OURS National Scholarships

Three Undergraduates Receive Critical Language Scholarships to Study Chinese, Russian, and Turkish

Three Berkeley undergraduates have received Critical Language Scholarships, a U.S. State Department program aimed at expanding the number of Americans studying and mastering foreign languages that are considered critical to national security and economic prosperity. The scholarship funds overseas summer language and cultural immersion programs for students planning to use their language skills in their future professional careers.

Ransom Miller (’24, Global Studies) is headed to Tainan, Taiwan to study Mandarin. Ransom decided to start learning Chinese in middle school because it was the hardest (and therefore the “coolest”) language offered. Years later, he still loves the beauty of the language’s tones and finds it a lot of fun to learn and speak. A sophomore, Ransom fit two years of Chinese into his freshman year at Cal and the following summer, qualifying him to apply for this particular CLS program. He plans to become a foreign service officer in the U.S. State Department and use his language skills throughout his career. Despite his interest in Global Studies, this will be Ransom’s first experience outside the United States, other than one-week school trip to Italy and, apparently, accidentally crossing Mexican border on foot as a child! He credits applying for a couple of competitive study abroad programs as a freshman, and not being selected them, for teaching him how to become a better candidate.

Kristie Moore (’25, Global Studies) will continue her Russian studies in the CLS program in Bishkek, Kyrgystan this summer. Inspired by a high school teacher who got her interested in Russia and Cold War diplomacy, Kristie, a freshman from Southern California, studied Russian in Moscow in 2019 through NSLI-Y, the U.S. State Department’s overseas language program for high school students, for which Kristie serves as an alumni representative. Looking ahead, she hopes to study East European Studies/Russian in graduate school and possibly pursue a stateside career in the State Department. For now, Kristie is thrilled to have the opportunity to focus her attention entirely on Russian this summer and be immersed in a new culture. She encourages her peers to be genuine about their interests and passions, rather than second-guessing what selectors want to hear, when applying for programs.
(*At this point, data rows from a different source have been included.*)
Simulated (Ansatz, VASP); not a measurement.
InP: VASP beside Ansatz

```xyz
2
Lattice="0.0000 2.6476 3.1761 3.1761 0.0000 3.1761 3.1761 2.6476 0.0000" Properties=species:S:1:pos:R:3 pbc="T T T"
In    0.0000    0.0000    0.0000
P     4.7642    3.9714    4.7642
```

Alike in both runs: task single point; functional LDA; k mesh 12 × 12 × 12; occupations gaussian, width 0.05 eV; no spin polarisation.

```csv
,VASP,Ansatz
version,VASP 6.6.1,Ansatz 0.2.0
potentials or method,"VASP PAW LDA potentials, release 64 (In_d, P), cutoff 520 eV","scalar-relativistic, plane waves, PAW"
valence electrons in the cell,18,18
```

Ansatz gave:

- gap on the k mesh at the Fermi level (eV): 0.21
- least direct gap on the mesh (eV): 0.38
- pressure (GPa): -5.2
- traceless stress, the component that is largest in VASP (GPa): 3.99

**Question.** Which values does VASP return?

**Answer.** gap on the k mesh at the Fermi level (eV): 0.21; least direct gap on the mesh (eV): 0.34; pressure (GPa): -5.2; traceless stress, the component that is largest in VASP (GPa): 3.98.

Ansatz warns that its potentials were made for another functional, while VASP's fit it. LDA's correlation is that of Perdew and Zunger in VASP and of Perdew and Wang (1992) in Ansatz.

Maurice Ruttimann (’22, Interdisciplinary Studies) will spend the summer studying advanced Turkish in Ankara. While doing an internship and studying French in Brussels in 2020, Maurice made many Turkish friends and became interested in the Middle East. Undeterred by not receiving a CLS last summer, he instead took an intensive course in Turkish at the University of Indiana and is now in his second semester of Turkish Poetry and Literature here at Cal. To build on his linguistic skills and extend his time abroad in Turkey, Maurice independently secured funding support from UC Berkeley’s Center for Middle Eastern Studies to take courses on international trade at Boğaziçi University in Istanbul in Fall 2022. He encourages Cal students to ask their professors for funding and study abroad ideas and to not be shy in applications about explaining why programs like CLS should invest in them.